PROGRAM

PROGRAM #5

Fall 2012

Due: November 28, 2012, 11:59pm on Angel Dropbox

General Guidelines:

· All source code must be in C++. You can use Windows or Unix environments at your discretion.

· Each program project should be accompanied by a COVER SHEET (see details below). Assignments without cover page will NOT be graded.

· For this programming assignment, you have the option of either work as a TEAM if you prefer, or as an individual. A TEAM should contain at most 2 students including yourself. Grading will *not* differentiate between the two - i.e., if you are working as a team of two people, then the same grade will be applied to both of you.

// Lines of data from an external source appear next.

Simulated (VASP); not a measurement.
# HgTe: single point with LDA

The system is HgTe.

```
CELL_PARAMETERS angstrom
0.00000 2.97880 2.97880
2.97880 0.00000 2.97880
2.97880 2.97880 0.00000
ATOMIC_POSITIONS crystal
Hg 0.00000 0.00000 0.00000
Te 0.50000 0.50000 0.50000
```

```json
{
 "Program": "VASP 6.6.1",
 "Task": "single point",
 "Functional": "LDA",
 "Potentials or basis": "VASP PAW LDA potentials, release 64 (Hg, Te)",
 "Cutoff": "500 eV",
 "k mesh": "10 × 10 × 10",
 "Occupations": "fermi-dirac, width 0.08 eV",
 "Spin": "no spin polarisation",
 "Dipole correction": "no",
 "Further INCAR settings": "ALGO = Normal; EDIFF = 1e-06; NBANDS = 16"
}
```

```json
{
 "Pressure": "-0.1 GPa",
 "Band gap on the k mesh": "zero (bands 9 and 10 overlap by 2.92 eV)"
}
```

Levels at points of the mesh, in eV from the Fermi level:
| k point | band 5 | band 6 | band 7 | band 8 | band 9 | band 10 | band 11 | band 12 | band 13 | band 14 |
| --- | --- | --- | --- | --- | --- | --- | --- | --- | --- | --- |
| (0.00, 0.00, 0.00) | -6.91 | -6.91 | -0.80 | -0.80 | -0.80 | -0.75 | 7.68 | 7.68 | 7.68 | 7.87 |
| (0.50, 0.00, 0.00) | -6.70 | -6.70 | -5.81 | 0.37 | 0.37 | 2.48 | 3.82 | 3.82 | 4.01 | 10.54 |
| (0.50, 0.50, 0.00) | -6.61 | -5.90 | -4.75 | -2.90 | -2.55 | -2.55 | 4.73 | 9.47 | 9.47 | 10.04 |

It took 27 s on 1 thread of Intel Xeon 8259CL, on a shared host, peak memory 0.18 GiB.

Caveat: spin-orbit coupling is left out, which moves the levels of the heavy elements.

· If working as a team, submit only one copy of your assignment into the Drop box and indicate in the text box of the drop-box while submission, both names in the project. If you specify only one name then only that person will get the grade and the other will not. So please make sure you fill in both names.

· If working as a team, remember to include both your last names in the zip file of your submission.

· In the rest of this document, the term “YOU” is used either to refer to you (if you are working individually) or your team (if you work as a team).

· The final material for submission should be entirely written by you. If you decide to consult with others or refer materials online, you MUST give due credits to these sources (people, books, webpages, etc.) by listing them on the cover sheet mentioned below. Note that no points will be deducted for referencing these sources. However, your discussion/consultation should be limited to the initial design level. Sharing or even showing your source code/assignment verbiage to anyone else in the class, or direct reproduction of source code/verbiage from online resources, will all be considered plagiarism, and therefore will be awarded ZERO points and subject to the WSU Academic Dishonesty policy. (Reproducing from the Weiss textbook is an exception to this rule, and such reproduction is encouraged wherever possible.)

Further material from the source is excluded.